Gaussian Process Background

Introduction

This document focuses on the implementation details of some of the approaches used in albatross. For a deep dive in Gaussian processes you’re probably better off reading the book Gaussian Processes for Machine Learning. There are also a number of excellent introductions to Gaussian processes (see our References) here we assume some understanding of GPs and focus on describing the details of the implementations we use in albatross.

Notation

For the most part the notation below tries to stay as close as possible to the notation used in Gaussian Processes for Machine Learning, but there are a few departures.
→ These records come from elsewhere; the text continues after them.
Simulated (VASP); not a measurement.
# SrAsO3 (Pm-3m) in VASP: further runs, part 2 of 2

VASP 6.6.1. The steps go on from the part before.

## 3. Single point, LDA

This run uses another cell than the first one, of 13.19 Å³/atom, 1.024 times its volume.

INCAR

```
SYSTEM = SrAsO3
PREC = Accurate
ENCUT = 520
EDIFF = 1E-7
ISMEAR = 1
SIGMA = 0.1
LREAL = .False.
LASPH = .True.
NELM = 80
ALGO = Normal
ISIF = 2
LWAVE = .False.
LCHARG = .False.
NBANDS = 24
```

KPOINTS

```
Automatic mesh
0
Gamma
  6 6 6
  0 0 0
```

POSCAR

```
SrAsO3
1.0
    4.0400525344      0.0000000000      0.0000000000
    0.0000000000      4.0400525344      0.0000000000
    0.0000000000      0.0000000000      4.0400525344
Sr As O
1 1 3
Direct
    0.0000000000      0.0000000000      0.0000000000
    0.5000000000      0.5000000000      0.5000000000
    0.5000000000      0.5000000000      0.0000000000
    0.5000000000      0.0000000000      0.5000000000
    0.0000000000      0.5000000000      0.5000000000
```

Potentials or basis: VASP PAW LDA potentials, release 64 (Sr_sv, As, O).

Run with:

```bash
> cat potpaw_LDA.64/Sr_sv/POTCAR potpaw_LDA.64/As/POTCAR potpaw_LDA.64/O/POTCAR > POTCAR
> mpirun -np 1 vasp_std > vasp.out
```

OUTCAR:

In general a bold font variable such as \(\mathbf{y}\) indicates a random variable and the non bold font equivalent, \(y\), indicates a realization of that variable. Note that this differs from the popular notation of using bold font for vectors, for most of what follows we assume that whether something is a scalar or a vector needs to be inferred from context. As an example, if \(\mathbf{y} \sim \mathcal{N}(0, 1)\) then one measurement, \(y\), from the distribution \(\mathbf{y}\) might be \(0.83\). To be explcit that a sample came from a distribution we’d write \(y \leftarrow \mathbf{y}\).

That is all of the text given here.